Junyoungpark/pyjssp

Env Rollout

Closed this issue · 2 comments

Hi,

Thanks for your contribution, and I am interested in this work. I read the code for a while but could not successfully roll out a JSSP instance using this env.

I appreciate it if you can provide a simple code snippet to show how to use this env to rollout an instance with random action.

Best regards,
Cong

Hi Cong,

I read your paper Learning to Dispatch for Job Shop Scheduling via Deep Reinforcement Learning, and it is an excellent contribution to this CO+RL field.

The simulator's transition function is designed to support two types of MDP transitions explained in section 3.2/3 of Learning to schedule job-shop problems: Representation and policy learning using graph neural network and reinforcement learning .

The first and second snippets simulate the MDP of 3.2 and 3.3, respectively.

sim = FT06()
T_max = 100000

done = False
while True:
    _, _, done = sim.observe()
    if done:
        break
    
    for m in sim.machine_manager.get_machines():
        if m.available():
            sim.transit() # assign random action (operation)
            _, r, _ = sim.observe()

    sim.global_time += 1
    sim.machine_manager.do_processing(sim.global_time)
print(sim.global_time)
sim = FT06()
while True:
    available_m_ids, aggregated_reward, done = sim.flush_trivial_ops()
    if done:
        break
    
    for i, m_id in enumerate(available_m_ids):
        sim.transit() # assign random action (operation)
    
print(sim.global_time)

I hope this can answer your question.

Sincerely,
Junyoung

Congratulation on your IJPR paper, nicely done!

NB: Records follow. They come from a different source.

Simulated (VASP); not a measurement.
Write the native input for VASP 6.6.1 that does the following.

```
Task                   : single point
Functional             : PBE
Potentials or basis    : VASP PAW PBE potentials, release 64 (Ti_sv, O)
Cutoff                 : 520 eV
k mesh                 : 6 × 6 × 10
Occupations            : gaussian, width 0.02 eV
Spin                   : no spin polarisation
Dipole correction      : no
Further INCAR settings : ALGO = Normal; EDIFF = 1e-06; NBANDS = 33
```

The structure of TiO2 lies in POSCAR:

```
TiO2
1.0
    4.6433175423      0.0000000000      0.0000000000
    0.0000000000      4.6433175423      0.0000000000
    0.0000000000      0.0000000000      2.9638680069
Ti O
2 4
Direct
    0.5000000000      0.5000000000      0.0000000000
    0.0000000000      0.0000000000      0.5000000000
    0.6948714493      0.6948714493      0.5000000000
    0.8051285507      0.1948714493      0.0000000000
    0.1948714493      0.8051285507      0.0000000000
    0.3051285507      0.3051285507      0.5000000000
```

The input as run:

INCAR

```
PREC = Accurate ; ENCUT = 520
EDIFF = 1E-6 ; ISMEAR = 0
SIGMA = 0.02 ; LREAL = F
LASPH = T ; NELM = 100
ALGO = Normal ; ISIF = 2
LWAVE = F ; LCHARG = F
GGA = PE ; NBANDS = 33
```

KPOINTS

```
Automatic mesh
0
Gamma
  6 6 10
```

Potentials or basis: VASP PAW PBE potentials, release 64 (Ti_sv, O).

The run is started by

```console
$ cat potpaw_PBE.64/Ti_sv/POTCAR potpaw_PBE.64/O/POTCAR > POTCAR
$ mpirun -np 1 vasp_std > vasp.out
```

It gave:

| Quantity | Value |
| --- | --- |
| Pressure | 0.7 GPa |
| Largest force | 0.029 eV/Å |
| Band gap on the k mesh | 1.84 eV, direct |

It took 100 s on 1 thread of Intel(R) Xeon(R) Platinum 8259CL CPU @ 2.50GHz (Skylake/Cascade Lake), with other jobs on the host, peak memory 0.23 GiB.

Thank you for your codes, they are helpful. I figured out a rollout myself a while ago by reading your code. Here is my rollout fn corresponding to your efficient MDP formulation (section 3.3),

def rollout(s, verbose=True):
    s.reset()
    done = False
    while True:
        do_op_dict = s.get_doable_ops_in_dict()
        all_machine_work = False if bool(do_op_dict) else True

        if all_machine_work:  # all machines are on processing. keep process!
            s.process_one_time()
        else:  # some of machine has possibly trivial action. the others not.
            _, _, done, _ = s.flush_trivial_ops(reward='makespan')  # flush the trivial action
            if done:
                break  # env rollout finish due to trivial action flush
            g, r, done = s.observe(return_doable=True)
            s.transit()
        if done:
            break  # env rollout finish due to transition
    if verbose:
        print('All job finished, makespan={}.'.format(s.global_time))

s = Simulator(6, 6, verbose=False)
rollout(s)

which gives the same makespan as your example.

Compared with your example, I found some redundant codes in my function. Your code provides me a better understanding of the environment, thanks a lot!